India’s NSG Bid Raises Nonproliferation Concerns

India’s NSG Bid Raises Nonproliferation Concerns

After almost two years of intensive lobbying by New Delhi, the Nuclear Suppliers Group (NSG) -- the global watchdog of the sensitive nuclear trade -- is finally considering India for membership. The issue has been incorporated as a special agenda item for discussion in the NSG plenary meeting scheduled for late June. The major member states, including the U.S., Germany, France and Britain, have all indicated their support for India's candidacy.

India's quest for NSG membership raises serious questions for the nuclear nonproliferation regime, however. According to criteria set by the NSG, only signatories to the Nuclear Non-Proliferation Treaty (NPT) are eligible for membership. Accommodating India into the NSG would therefore mean creating an exception in the nonproliferation regime similar to the 2008 U.S.-India Civilian Nuclear Agreement, which ended India's nuclear isolation. The 2008 deal, unprecedented in the history of the NPT, opened nuclear trade between NSG members and India while allowing India to carry on with its nuclear weapons program.
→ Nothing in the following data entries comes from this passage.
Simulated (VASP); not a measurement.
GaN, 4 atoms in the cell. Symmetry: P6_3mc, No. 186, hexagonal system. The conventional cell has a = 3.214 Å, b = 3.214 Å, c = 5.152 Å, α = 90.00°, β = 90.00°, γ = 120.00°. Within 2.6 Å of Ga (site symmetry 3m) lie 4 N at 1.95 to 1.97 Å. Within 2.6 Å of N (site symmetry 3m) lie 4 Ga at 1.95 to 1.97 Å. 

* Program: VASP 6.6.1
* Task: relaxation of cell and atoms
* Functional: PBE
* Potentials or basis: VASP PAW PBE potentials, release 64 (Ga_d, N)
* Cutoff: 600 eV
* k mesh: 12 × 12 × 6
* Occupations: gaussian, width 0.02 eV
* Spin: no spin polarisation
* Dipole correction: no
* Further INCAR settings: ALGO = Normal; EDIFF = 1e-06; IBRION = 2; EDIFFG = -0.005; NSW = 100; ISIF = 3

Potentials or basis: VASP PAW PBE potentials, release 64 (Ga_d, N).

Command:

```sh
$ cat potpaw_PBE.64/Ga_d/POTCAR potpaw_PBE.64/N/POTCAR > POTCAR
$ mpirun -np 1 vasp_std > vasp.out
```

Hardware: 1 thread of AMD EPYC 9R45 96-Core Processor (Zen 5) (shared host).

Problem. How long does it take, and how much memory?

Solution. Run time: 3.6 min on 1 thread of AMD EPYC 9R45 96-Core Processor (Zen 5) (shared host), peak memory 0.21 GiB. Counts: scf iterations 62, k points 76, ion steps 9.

For India, NSG membership is important for two reasons. First, for about six years, the NSG has been deliberating over fresh restrictions on the transfer of enrichment and reprocessing technologies. India needs these technologies for its fast-breeder reactor program, considered vital to the future of India's nuclear energy production. Once fresh technology-transfer guidelines are in place, it will be very difficult for India to get hold of such strategic technologies without NSG membership. Second, entering the NSG would help to further India's assimilation into the international nuclear order, a process kick-started by the 2008 nuclear deal. Membership of all major instruments of nuclear nonproliferation, such as the NSG, the Australia Group, the Wassenar Arrangement and the Missile Technology Control Regime, is pivotal in this regard. As its acceptance into the mainstream of global nuclear politics grows, India hopes that its nuclear status will ultimately be recognized as on par with the other five official nuclear weapon states -- a position that would further attest to India's global rise.